>REVISITING THE ROAD TO 50K (MORGAN STANLEY)
• Implied long term returns seem attractive: One way of looking at market valuations is to find out the number of years it could take the market to reach a certain level. In our base case, using our residual income model, the BSE Sensex (used as a market proxy) could take about nine years to breach 50,000 from its current level. If the assumptions are made optimistic, the period to 50K shrinks to seven years. When we last did this exercise in January 2007, we had estimated the road to 50K to be around 13 years. To that extent, Indian equities are distinctly cheaper than they were in early 2007 (index level was around 14,000). Even in our bear case, investors may still go home with double-digit long-term returns, something which they could have not have expected for most of the past three to four years save for the period starting November 2008.

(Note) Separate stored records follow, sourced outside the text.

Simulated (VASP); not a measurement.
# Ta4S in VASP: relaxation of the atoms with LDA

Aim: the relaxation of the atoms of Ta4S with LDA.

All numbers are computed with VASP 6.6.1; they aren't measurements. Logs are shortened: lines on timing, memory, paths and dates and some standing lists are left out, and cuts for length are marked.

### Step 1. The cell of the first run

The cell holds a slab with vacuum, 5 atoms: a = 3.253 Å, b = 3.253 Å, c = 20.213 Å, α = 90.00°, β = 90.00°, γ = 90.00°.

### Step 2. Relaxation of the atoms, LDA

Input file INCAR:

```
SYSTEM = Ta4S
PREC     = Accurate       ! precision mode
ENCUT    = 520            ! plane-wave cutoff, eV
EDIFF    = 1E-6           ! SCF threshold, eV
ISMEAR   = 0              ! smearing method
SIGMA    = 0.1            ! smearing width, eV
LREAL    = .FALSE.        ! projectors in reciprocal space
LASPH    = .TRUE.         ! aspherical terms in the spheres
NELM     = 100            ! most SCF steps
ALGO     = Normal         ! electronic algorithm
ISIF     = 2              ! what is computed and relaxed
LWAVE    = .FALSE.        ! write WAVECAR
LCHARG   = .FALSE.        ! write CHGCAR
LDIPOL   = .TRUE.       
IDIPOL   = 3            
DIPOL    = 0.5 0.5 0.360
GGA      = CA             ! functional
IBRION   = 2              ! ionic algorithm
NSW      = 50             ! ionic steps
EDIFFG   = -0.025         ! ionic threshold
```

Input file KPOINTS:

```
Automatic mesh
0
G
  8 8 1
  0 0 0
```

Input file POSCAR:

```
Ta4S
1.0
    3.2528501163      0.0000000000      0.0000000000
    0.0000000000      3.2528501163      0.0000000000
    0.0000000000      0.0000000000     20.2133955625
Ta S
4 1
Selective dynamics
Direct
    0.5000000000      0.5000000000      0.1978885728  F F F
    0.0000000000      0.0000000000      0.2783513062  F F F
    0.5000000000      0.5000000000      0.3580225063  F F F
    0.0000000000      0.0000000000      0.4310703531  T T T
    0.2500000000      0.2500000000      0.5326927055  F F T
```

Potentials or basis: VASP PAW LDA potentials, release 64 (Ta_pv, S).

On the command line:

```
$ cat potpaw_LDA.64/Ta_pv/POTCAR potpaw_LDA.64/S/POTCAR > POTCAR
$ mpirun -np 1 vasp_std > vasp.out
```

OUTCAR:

• Critical success factors: The critical success factors for returns and hence the period to reach 50K include some obvious ones such as GDP growth, interest rates, the inflation rate, and the success of India’s infrastructure roll-out and fiscal consolidation. A less obvious but increasingly accepted factor is global risk appetite, which has a bearing on the expected rate of return and hence the actual rate of return. Some of the least obvious factors include the pace at which Indian companies globalize, the rate of wage increases, the investment rate, the estimated asset life in the books of accounts, and capital structure alterations.
• Short-term volatility an opportunity: The short-term outlook is mired by excessive volatility that the market is going through as it grapples with the pace of growth recovery versus the prospects of Central Bank tightening both at home and abroad. Other factors such as equity supply, monsoons, and crude oil will also influence share prices. Indeed, the market is pricing in almost all the growth recovery that we are forecasting in the coming six months.
• 12-month and 10-year outlook both look rewarding: However, we see more growth in F2011 and that is not in the price. More importantly, for long-term investors, our residual income model suggests that the market is delivering an equity risk premium of 6%. Put another way, the market is likely to deliver a long-term annual return of 13% same as the 10-year trailing return. This is based on an assumption that earnings will grow at 15%. If instead earnings compound annually at say 19%, the returns could be around 18% compounded annually for the next 10 years. Versus long bonds, equities appear to be at fair value. A bit more than half the index value is ascribed to future growth, which is more or less in line with history, whereas growth is likely to be better in the coming 15 years compared to the trailing 15 years (industrial growth averaged 7%, GDP growth averaged 6.9%, and BSE Sensex earnings CAGR was 13.9%).
• Sensex target a tad higher: Our Sensex target for June 2010 is 17,600 (600 points higher than our previous June 2010 target as we adjust F2009 earnings for actual numbers). The bull case implies upside of 41% from current levels, while we think the market is unlikely to go below
its post election result day level in our bear case. Key catalysts could be reforms and infrastructure spending, although investors should be prepared for heightened volatility, which could make trading a less-rewarding strategy compared with “buy on dips and hold”.